The Teachers Association had settled for smaller salaries in previous contracts in return for the school's matching up to 7 percent of each teacher's pension fund contribution, Freedman said.

During contract negotiations this year, school management initially sought to eliminate the matching funds.

"They originally said they were taking back all the matching funds for the first two years," Freedman said. "Since then, they've come up a little bit, but not to where we have to be."

Freedman said the school was having financial problems since the move to the Bryn Mawr campus.

"Nobody told them they had to buy a new facility," Freedman said. "They claim that fund-raising is not going as well as it should go. But they shouldn't be trying to make up the difference on our teachers' backs."

Administrators distributed an e-mail today announcing all classes and extracurricular events were canceled Nov. 16 through the 20th until further notice.

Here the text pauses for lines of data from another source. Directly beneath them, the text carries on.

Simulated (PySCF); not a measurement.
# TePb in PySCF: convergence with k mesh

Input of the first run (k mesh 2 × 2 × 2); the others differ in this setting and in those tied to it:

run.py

"We have offered our faculty as generous a compensation package as our stretched finances permit," said Board President Ariele Klausner in a statement. "Unfortunately, the Association's compensation proposals far exceed our ability to fund them, and we have been unable to reach a settlement at this time."

The Academy's Head of School, Dr. Steven M. Brown, declined to comment.

The Academy serves 315 students in grades six through 12. According to the Academy's Web site, upper school tuition was $22,850 for the 2008-2009 school year.